4
$\begingroup$

Why do we need to take exposure photos of other galaxies, considering their stars should have roughly the same luminosity per square degree as the ones in the milky way? I'm not saying it should be like a mini-sun, but it doesn't make sense unless we're mostly seeing through them.

Edit: It looks like I didn't do a good job of making my question clear, so I'll try rephrasing it. Let's take the Andromeda Galaxy. Its stars should have roughly the same surface brightness (flux per unit solid angle) as the Milky Way's. With this in mind, you would think the Andromeda Galaxy would have a high enough apparent surface brightness that it would be able to be seen with the naked eye.

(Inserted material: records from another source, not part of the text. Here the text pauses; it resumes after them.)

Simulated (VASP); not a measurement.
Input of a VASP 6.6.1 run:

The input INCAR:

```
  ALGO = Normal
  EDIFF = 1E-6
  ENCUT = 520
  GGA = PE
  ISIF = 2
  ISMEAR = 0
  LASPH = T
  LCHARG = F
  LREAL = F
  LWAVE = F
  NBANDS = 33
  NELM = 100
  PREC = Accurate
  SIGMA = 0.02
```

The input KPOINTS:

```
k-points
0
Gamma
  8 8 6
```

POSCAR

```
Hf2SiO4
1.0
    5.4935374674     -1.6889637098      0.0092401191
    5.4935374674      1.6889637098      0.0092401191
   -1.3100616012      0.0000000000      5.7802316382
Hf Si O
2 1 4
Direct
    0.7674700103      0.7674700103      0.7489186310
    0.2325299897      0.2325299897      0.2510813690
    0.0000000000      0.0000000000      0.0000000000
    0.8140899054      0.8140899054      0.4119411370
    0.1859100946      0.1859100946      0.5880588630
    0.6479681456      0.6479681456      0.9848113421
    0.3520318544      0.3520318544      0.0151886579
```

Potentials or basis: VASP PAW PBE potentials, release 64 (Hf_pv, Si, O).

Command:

Also, as I was editing, I realized that I hadn't considered how far apart stars are. I'm pretty sure now that the reason galaxies don't have an apparent surface brightness equal to that of a star is that the vast majority of lines of sight aimed at a galaxy would go right through it without hitting a star. In other words, much more of a galaxie's "area" in the night sky is space than stars. I hope this makes things clearer.

$\endgroup$
18
  • 1
    $\begingroup$ Note that the surface brightness of galaxies is only ~constant for ~nearby galaxies. Because the relation between luminosity distance and angular diameter distance, the SB decreases quite fast for high-z sources, namely as $(1+z)^4$. $\endgroup$
    – pela
    Aug 19 at 11:20
  • 1
    $\begingroup$ I probably didn't ask it very clearly. I'll make an edit to rephrase it. $\endgroup$
    – zucculent
    Aug 21 at 19:57
  • 1
    $\begingroup$ @zucculent your question was clear to me from the beginning (see my first comment in which I tried to support it) and is still clear now. Sometimes people see questions written by low reputation users and without taking the time to read and think just assume that it means that they don't know what they are talking about . Your edit may or may not help those that don't take the time to read and think, but it's a good edit nonetheless. Spurious close votes happen from time to time; voting to leave open $\endgroup$
    – uhoh
    Aug 21 at 22:30
  • 1
    $\begingroup$ @pela it's a good point; the op has clarified further that they're probably mostly interested in the "~nearby galaxies" part but an answer should point that out (as well as that long exposures provide resolution and detail). I think that the answer to why the Milky Way seems or feels to have a larger surface brightness than Andromeda has to do with the statistics of nearby stars; if we defocused the Milky Way such that individual stars were no longer noticeable as such, perhaps it and Andromeda and other nearby galaxies of similar types could then be compared on an equal footing. $\endgroup$
    – uhoh
    Aug 21 at 22:30
  • 1
    $\begingroup$ @uhoh "if we defocused the Milky Way such that individual stars were no longer noticeable as such" yes this is what I was imgaining $\endgroup$
    – zucculent
    Aug 21 at 22:51
2
+100
$\begingroup$

The key to understanding what's going on is that the apparent surface brightness (observed flux per unit solid angle) of galaxies at different distances depends on two main things: how many stars are packed into a given angular area on the sky (which depends on the intrinsic density of stars in the galaxy and on the distance), and how faint the individual stars become as a function of distance.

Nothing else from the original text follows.